I grew up in a household where, every time the phone rang, my dad bellowed with a fury that only increased in magnitude with the call's proximity to the sacred dinner hour, "Who could that be?" And if someone knocked on the door unannounced—our reaction resembled that of the Dillinger gang with the Feds at the door.
We Murrays liked people all right. But we liked our boundaries too. And I still do.
Nevertheless:
A friend of mine lives in the neighborhood, and his home office is in the front of his house on the second floor, and sometimes when I'm out jogging, I stop in front of his place and pick up a pebble and toss it at his window.
Now this is a particularly jocular chap, at any moment's notice ready for a phone call or a cocktail. But he's always genuinely annoyed when I chuck the pebbles. How can I tell? He throws up the window and yells, "Stop that!"
Nine times out of 10, that's how it feels to me to get an IM* or one of those little pings on Facebook. Even if it comes from somebody I'm glad to hear from and even if it brings news I'm glad to get—it's a basketball in the face, it's "boo!" around a corner, it's a pebble on my window pane.
If you had a bowl full of pebbles and a really strong and accurate arm, would you occasionally chuck one of those pebbles at the window of a friend, in California, not knowing whether or not he or she is in the middle of a thought—or worse?
I don't think you would.
I'd go on about this, but I just had a random thought and need to IM my client about it.
Meanwhile, I wonder if you'll weigh in: Do you resent the Ping even when you love the Pinger?

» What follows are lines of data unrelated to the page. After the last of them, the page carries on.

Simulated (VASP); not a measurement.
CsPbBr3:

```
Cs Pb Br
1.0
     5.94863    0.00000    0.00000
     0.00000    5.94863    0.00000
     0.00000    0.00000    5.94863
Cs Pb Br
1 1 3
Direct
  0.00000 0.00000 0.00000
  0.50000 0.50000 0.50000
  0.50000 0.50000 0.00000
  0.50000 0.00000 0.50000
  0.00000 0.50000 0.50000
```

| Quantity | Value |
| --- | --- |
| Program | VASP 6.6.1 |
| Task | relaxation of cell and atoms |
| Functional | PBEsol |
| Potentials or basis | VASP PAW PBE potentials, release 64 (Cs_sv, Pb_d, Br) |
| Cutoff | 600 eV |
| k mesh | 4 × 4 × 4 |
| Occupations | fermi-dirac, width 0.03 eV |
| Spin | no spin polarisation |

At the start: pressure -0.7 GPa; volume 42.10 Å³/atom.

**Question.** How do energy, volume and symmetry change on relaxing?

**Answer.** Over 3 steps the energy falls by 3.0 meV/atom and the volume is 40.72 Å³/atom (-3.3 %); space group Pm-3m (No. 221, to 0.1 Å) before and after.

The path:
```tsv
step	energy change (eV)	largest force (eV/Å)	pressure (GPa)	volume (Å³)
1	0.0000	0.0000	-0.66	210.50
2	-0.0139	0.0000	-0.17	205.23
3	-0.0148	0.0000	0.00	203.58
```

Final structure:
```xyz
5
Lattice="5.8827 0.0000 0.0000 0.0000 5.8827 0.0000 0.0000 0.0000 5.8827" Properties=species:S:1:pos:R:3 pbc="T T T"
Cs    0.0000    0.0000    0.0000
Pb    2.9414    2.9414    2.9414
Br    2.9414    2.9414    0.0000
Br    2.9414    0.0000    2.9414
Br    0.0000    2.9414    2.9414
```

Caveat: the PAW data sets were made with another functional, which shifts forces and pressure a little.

*I'm hooked up to my clients at McMurry on IM, and I've come to accept IM pings as intra-office banter necessary for spontaneous, continuous work flow. But I'm super vigilant about letting my workmates know when I'm not available, often posting customized out-of-the-office status: The factual "Out to lunch" … the whimsical "On the make," the figurative "Making it rain," the literary "Tilting at windmills" or the mildly truculent, "Away."